My life has been a series of happy endings followed by unforeseen complicating details:
- I got into Yale College thinking that it was the logical result of my hard work in high school, and that the mission was accomplished, but then I realised that the real hard work had only just begun and now the mission was to get into Yale Law School.
- I got into Yale Law School and then realised that nothing that I had done before mattered other than as preparation, because the real goal was to get onto law journal, and then to get to be executive editor, and then to get an appeals court clerkship, and then to get a Supreme Court clerkship, and then to become a professor at an Ivy League law school, and then to become the most published and famous law professor of all time, and then . . . .

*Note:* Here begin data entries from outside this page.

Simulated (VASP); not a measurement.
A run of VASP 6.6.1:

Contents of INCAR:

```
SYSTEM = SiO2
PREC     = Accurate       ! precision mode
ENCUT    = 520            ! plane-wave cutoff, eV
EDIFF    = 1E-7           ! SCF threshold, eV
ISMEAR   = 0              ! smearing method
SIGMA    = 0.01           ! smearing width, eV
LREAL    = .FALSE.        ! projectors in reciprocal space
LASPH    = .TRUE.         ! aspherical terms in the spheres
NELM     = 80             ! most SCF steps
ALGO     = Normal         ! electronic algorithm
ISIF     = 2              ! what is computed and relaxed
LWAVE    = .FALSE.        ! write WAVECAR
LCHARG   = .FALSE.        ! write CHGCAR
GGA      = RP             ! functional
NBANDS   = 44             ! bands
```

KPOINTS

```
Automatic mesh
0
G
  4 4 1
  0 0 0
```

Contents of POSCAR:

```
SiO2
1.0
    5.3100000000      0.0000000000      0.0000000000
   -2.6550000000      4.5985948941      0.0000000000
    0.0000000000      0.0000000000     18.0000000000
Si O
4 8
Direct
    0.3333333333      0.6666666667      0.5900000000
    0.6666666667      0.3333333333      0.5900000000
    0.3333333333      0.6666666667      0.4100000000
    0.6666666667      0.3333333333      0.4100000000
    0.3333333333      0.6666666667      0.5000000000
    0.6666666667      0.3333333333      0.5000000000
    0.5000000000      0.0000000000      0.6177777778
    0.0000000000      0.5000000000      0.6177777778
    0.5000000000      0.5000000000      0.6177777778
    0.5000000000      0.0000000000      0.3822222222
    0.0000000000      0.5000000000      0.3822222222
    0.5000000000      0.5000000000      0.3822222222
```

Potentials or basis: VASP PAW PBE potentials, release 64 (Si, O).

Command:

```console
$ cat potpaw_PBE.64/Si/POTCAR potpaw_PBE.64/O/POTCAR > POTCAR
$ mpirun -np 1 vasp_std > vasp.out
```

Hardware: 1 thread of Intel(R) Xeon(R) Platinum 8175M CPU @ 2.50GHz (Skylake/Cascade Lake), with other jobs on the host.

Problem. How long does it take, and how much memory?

This explains a large part of why I left the US. We’re a country of deferred gratification, whereas Europeans seem more focused on living for today. One of my best friends in law school was a Rhodes Scholar, one of the most brilliant students there with killer recommendations from the top professors, a brilliant career as a law school professor ahead of her and job offers from Goldman Sachs and McKinsey. All of this being a black, Jamaican woman with a very thick accent. From her perspective, she got “off-track” when she didn’t get the Supreme Court clerkship. She became borderline suicidal. She was so obsessed with achieving her goal that her fiance ended up leaving her, because the thought of marrying him was not enough to satisfy her, and he didn’t want to marry someone like that. Achieving a desired professional milestone was much more important than personal fulfillment and more important than her supposed life partner.
I realised at that moment that I didn’t want to go down that road. Professional success is important, but there are other things that are more important in life. That’s when I decided that I was going to Europe–the land of living for today. At Yale Law School, they’d promised that it was time to “get off the treadmill”. That we’d finally arrived. That we’d no longer need to continue the hyper-competitive tendencies that had taken us to the summit of American legal education. And as a token of good faith, they’d told us that there were no grades. Just pass or fail (and of course, for exceptional efforts, honours). The weird thing is that the lack of grades just made us more competitive and we simply found new ways to validate our superiority relative to our peers, to the extent that things life a judicial clerkship and law journal became literally a matter of life-and-death (even though anyYale Law graduate will get a job at 95% of the top US law firms–and thus a starting salary of $150.000 plus bonus–without either a clerkship or law journal being a prerequisite).
In Spain, let’s just say that I don’t have this problem of a hypercompetitive environment. As my fellow expats and I often muse, we love Europe, because here people “work to live” rather than “live to work”. I have become an avid skier, have done lots of wine tasting, have travelled a lot, made a lot of friends, don’t mind a good party, spend lots of time at the beach and walking in the city . . . . Life is much more relaxed and personally fulfilling here, but as I mentioned in one of my earlier posts, this comes at the cost of a more competitive economy and thus professional opportunities. Having a nation of citizens who believe that professional success is a matter of life-and-death really boosts productivity. Having a nation of people who don’t value success as much leads to a relatively happy population, but not so much productivity. I’m sure there’s a better balance to be found, but I haven’t found it in any of my travels.
More recently, I started to think about happy endings when my company, Goa Internet Services, was selected by a group of editors as one of the 100 most innovative companies in Europe. Within a few weeks, we’ll be off to the French Riviera to network with international venture capitalists, press and other entrepreneurs. We know that it’s no guarantee of VC-funding, but I was still really, really excited about the honour . . . until they sent the pro forma invoice telling us how much it would cost to attend. Once again, a happy ending with unforeseen strings attached. A new chapter begins . . . .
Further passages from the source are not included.